Transformer stage basic concepts (DataStage®)

You use the Transformer stage to define the data that will be output by the stage and how it will be transformed.

When you first edit a Transformer stage, it is likely that you will have already defined what data is input to the stage on the input link.

Input link

The input data source is joined to the Transformer stage via the input link.

Output link

You can specify output links from your Transformer stage. You can specify how you want the output links transformed, derivation details, and constraints on the output links.

You can have any number of output links from your Transformer stage.

You might want to pass some data straight through the Transformer stage unaltered, but it's likely that you'll want to transform data from some input columns before outputting it from the Transformer stage.

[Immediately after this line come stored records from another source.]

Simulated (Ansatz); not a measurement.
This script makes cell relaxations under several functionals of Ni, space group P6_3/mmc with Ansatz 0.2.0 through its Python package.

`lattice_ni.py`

You can specify such an operation by entering a transform expression. The source of an output link column is defined in that column's Derivation cell in the Output section on the Output tab. You can also enter expressions in this cell.

Looping

You can use the looping mechanism in the Transformer stage to create multiple output rows from a single input row.

The following scenarios give examples of how you can use the looping facility.

Example 1: Input data with multiple repeating columns

When the input data contains rows with multiple columns containing repeating data, you can use the Transformer stage to produce multiple output rows: one for each of the repeating columns.

For example, if the input row contained the following data.
Col1 Col2 Name1 Name2 Name3
abc def Jim Bob Tom
You can use the Transformer stage to flatten the input data and create multiple output rows for each input row. The data now comprises the following columns.
Col1 Col2 Name
abc def Jim
abc def Bob
abc def Tom

Example 2: Input data with multiple repeating values in a single field

When you have data where a single column contains multiple repeating values that are separated by a delimiter, you can flatten the data to produce multiple output columns: one for each of the delimited values. You can also specify that certain values are filtered out, and not have a new row created.
For example, the input row contains the following data.
Col1 Col2 Names
abc def Jim/Bob/Tom
You want to flatten the name field so a new row is created for every new name indicated by the backslash (/) character. You also want to filter out the name Jim and drop the column named Col2, so that the resulting output data for the example column produces two rows with two columns.
Col1 Name
abc Bob
abc Tom

Example 3: Value in an input row column used to generate new output rows

You can use the Transformer stage to generate new rows, based on values held in an input column.
For example, you have an input column that contains a count, and want to generate output rows based on the value of the count. The following example column has a count value of 5.
Col1 Col2 MaxCount
abc def 5
You can generate five output rows for this one input row based on the value in the Count column.
Col1 Col2 EntryNumber
abc def 1
abc def 2
abc def 3
abc def 4
abc def 5

Example 4: Input row group aggregation included with input row data

You can save input rows to a cache area, so that you can process this data in a loop.

For example, you have input data that has a column holding a price value. You want to add a column to the output rows. The new column indicates what percentage the price value is of the total value for prices in all rows in that group. The value for the new Percentage column is calculated by the following expression.

(price * 100)/sum of all prices in group
In the example, the data is sorted and is grouped on the value in Col1.
Col1 Col2 Price
1000 abc 100.00
1000 def 20.00
1000 ghi 60.00
1000 jkl 20.00
2000 zyx 120.00
2000 wvu 110.00
2000 tsr 170.00
The percentage for each row in the group where Col1 = 1000 is calculated by the following expression.
(price * 100)/200
The percentage for each row in the group where Col1 = 2000 is calculated by the following expression.
(price * 100)/400
The output is shown in the following table.
Col1 Col2 Price Percentage
1000 abc 100.00 50.00
1000 def 20.00 10.00
1000 ghi 60.00 30.00
1000 jkl 20.00 10.00
2000 zyx 120.00 30.00
2000 wvu 110.00 27.50
2000 tsr 170.00 42.50
This scenario uses key break facilities that are available on the Transformer stage. You can use these facilities to detect when the value of an input column changes, and so group rows as you process them.